He's got to be a bad guy, doesn't he?
The Boston Red Sox disrupt a heated playoff run by trading their cleanup hitter, paying the Dodgers to take one of the premier hitters of our generation off their hands, so you figure Manny Ramirez must be quite the disgruntled employee.
"The Red Sox don't deserve a player like me," Ramirez told ESPN the other day. "During my years here, I've seen how they have mistreated other great players when they didn't want them, to try to turn the fans against them.
"The Red Sox did the same with guys like Nomar Garciaparra and Pedro Martinez, and now they do the same with me. Their goal is to paint me as the bad guy."
This could be Manny being Manny. Or this could be the Red Sox being the Red Sox.

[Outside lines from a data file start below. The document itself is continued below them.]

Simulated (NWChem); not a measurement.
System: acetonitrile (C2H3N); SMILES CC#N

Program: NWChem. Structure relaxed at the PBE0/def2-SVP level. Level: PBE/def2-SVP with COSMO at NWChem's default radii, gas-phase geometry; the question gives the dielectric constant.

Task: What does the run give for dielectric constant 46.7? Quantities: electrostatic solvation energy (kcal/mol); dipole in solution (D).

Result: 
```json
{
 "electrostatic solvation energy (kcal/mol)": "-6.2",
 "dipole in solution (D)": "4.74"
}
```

"There's a lot of truth to what he said," Garciaparra said at his Dodger Stadium locker Thursday, two hours after the Dodgers acquired Ramirez. "I can definitely understand and relate. Maybe he'll be next to me [in an adjacent locker], and we can chat and laugh about it."
The Red Sox rid themselves of a contract dispute by trading Garciaparra at the deadline four years ago, and they rid themselves of another one Thursday.
"Manny said he didn't want to leave there," Garciaparra said. "I didn't want to leave there. . . . Were we the only ones that have gone through it? There's a track record. I played with Mo [Vaughn]. I played with Roger [Clemens]."
The Red Sox have not cornered the market on bitter divorces with hometown heroes. Mike Piazza, anyone? Steve Garvey?
Piazza and Garvey prospered after the Dodgers abandoned them, and Ramirez could thrive in L.A. We love our entertainers, after all, and now the Dodgers have a left fielder whose Wikipedia entry includes a lengthy section entitled "Manny Moments."
There was the time he chatted on a cellphone during a pitching change. There was the time he took the field waving an American flag, on the day after he became a U.S. citizen.
On Wednesday, amid a flurry of trade rumors, he held up a sign reading, "I'm going to Green Bay for Brett Favre straight up!"
"He'll fit right in in L.A.," outfielder Matt Kemp said, "because L.A. loves things like that."
We love our stars too. Ramirez is a 12-time All-Star, with two World Series championship rings and 24 home runs in 95 postseason games.